To start the new year we have Jeroen Janssens from YPlan discussing how the command line can be used for data science.
About the talk:
We data scientists love to create exciting data visualizations and insightful models. However, before we get to that point, usually much effort goes into obtaining, scrubbing, and exploring the required data.
The *nix command line, although invented decades ago, remains a powerful environment for such data science tasks. It provides a read-eval-print loop (REPL) that is often much more convenient for exploratory data analysis than the edit-compile-run-debug cycle associated with scripts or even programs. Even if you're already comfortable processing data with, for example, R or Python, being able to also leverage the power of the command line can make you a more efficient data scientist.
In this one-hour presentation we'll look at the following subjects:
• Essential concepts of the *nix command line;
• Setting up an efficient environment;
• Filters such as cut, gre, sed, and awk;
• Scraping websites using curl, scrape, xml2json, and jq;
• Managing your data science workflow using drake;
• Parallelizing and distributing data-intensive pipelines; and
• Turning one-liners and existing code into reusable command-line tools.
The main goal of this presentation is to give you have an understanding of why, when, and how you could use the command line for your next data science project.

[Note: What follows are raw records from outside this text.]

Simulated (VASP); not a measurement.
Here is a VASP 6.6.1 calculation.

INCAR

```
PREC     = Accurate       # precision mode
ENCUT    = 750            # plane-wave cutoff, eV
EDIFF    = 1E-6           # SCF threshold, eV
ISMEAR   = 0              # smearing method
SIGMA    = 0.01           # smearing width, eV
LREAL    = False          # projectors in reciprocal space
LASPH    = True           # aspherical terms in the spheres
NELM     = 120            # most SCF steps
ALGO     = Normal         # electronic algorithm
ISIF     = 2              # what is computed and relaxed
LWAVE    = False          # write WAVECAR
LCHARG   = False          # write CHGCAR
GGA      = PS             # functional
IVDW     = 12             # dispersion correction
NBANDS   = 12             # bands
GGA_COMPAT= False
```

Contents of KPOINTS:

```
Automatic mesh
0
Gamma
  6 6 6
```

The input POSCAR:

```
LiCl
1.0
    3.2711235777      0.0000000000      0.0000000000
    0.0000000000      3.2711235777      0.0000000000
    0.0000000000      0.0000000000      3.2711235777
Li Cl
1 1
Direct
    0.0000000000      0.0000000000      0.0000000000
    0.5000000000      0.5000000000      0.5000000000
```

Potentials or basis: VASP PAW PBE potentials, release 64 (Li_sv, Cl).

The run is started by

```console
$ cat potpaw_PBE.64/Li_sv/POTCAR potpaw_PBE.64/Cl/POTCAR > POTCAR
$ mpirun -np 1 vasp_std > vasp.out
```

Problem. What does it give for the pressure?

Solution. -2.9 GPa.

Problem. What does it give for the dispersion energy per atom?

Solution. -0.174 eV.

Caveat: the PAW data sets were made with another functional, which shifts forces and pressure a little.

Jeroen Janssens is a senior data scientist at YPlan, tonight's going out app, where he's responsible for making event recommendations more personal. Jeroen holds an M.Sc. in Artificial Intelligence from Maastricht University and a Ph.D. in Machine Learning from Tilburg University. He is authoring a book called "Data Science at the Command Line", which will be published by O'Reilly in summer 2014. Jeroen enjoys biking the Brooklyn Bridge, building tools, and blogging at http://jeroenjanssens.com. He can be found on Twitter @jeroenhjanssens.
As per usual, pizza begins at 6:30, the speaker at 7, and then the bar whenever he finishes.